Reputation: 31
I am just beginning in Clojure and have written the following code for estimating pi via monte carlo simulation. I basically want to create X threads, each of which counts the number of random points that fall in the unit circle and returns it. My main thread then sums them all up and computes Pi.
However, running all the samples in the same thread is faster than splitting the computations among several threads via futures. Why?
(defn sumFutures [workerFutures acc i]
(if (= -1 i)
acc
(recur workerFutures (+ acc @(nth workerFutures i)) (dec i))))
(defn getResults [workerFutures numSamples]
(* 4.0 (/ (sumFutures workerFutures 0 (dec (count workerFutures))) numSamples)))
(defn isInCircle []
(let [x (rand) y (rand)]
(if (<= (+ (* x x) (* y y)) 1)
1
0)))
(defn countInCircle [remaining acc]
(if (zero? remaining)
acc
(recur (dec remaining) (+ acc (isInCircle)))))
(defn getWorker [samplesPerWorker]
(future
(countInCircle samplesPerWorker 0)))
(defn addWorker [workers samplesPerWorker]
(conj workers (getWorker samplesPerWorker)))
(defn getWorkers [workers samplesPerWorker remWorkers]

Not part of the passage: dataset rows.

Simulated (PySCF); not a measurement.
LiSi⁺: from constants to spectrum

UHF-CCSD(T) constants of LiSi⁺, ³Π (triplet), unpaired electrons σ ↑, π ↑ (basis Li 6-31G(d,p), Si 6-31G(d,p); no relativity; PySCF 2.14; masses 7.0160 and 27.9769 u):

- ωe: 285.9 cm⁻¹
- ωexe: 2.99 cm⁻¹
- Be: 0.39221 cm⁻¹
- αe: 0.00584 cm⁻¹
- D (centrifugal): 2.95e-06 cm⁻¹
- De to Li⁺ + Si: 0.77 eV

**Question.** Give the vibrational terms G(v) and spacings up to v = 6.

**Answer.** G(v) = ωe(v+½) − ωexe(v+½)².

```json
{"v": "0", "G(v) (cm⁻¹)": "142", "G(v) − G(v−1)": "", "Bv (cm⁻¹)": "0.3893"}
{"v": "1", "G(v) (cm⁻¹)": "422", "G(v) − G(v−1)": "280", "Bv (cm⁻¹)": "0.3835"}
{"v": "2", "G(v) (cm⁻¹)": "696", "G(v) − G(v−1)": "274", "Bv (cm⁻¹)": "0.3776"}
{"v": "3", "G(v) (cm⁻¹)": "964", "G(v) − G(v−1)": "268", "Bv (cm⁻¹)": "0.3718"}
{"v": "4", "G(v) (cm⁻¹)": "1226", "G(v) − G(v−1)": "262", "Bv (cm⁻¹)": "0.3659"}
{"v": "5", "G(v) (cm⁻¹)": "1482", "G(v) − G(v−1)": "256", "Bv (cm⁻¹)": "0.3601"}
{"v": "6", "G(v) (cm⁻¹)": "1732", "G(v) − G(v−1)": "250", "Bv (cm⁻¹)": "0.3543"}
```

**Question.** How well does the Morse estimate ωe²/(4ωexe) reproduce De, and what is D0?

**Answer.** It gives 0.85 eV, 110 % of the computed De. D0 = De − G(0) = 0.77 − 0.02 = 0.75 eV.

(if (not (zero? remWorkers))
(recur (addWorker workers samplesPerWorker) samplesPerWorker (dec remWorkers))
(doall workers)))
(defn main [numSamples numWorkers]
(getResults (getWorkers [] (quot numSamples numWorkers) numWorkers) numSamples))
;; Run all in 1 thread
(main 1000000 1)
;; Split among 100 futures (at least 8 threads)
;; SLOWER
(main 1000000 100)
Several other notes based on debugging findings:
The correct number of futures are being created
Each future is computing the correct number of simulations
This is running on multiple threads and processor cores
Upvotes: 3
Views: 130
Reputation: 20194
I think this will be easier to work with if you have idiomatic code.
sumFutures
is effectively reimplementing Clojure's definition of +
, using recursion directly rather than Clojures optimized reduce
implementations. Here's an alternate simpler (and likely faster) definition:
(defn sum-futures
[workers]
(apply + (map deref workers)))
getResults
is now much easier to read - and I catch a place where rational division is happening - if we don't need rationals, making one operand a double will save a lot of work.
(defn get-results
[workers num-samples]
(* 4.0 (/ (sum-futures workers)
(double num-samples))))
countInCircle
can be represented more clearly using clojure's +
as well.
(defn count-in-circle
[n]
(apply + (repeatedly n isInCircle)))
getWorkers
once again does primitive recursive work instead of using Clojure's abstractions. If we use repeatedly
, we can eliminate the addWorker
and getWorker
definitions, without reducing clarity, modularity, or efficiency (in fact in a case like this where you don't need indexed lookup, and the result will be consumed sequentially, the lazy-seq version should perform better than the vector. This is also now a cantidate for a refactoring along with sum-futures
to a more efficient transducer based version).
(defn get-workers
[num-workers samples-per-worker]
(repeatedly num-workers
#(future (count-in-circle samples-per-worker))
And finally main
becomes:
(defn main
[num-samples num-workers]
(get-results (get-workers (quot num-samples num-workers)
num-workers)
num-workers))
Upvotes: 4
Reputation: 1679
What happens if you drop the number of futures in your second run to 2 (and to 8)? Might be that the time put in managing the threads and futures is greater than the time saved by splitting the work.
It's generally counter-productive to spawn more threads than the hardware can support (as the threads will have to share cores and there's a cost to this). If you don't get a speed gain with only two threads (compared to 1), there's probably something wrong somewhere else.
Upvotes: 0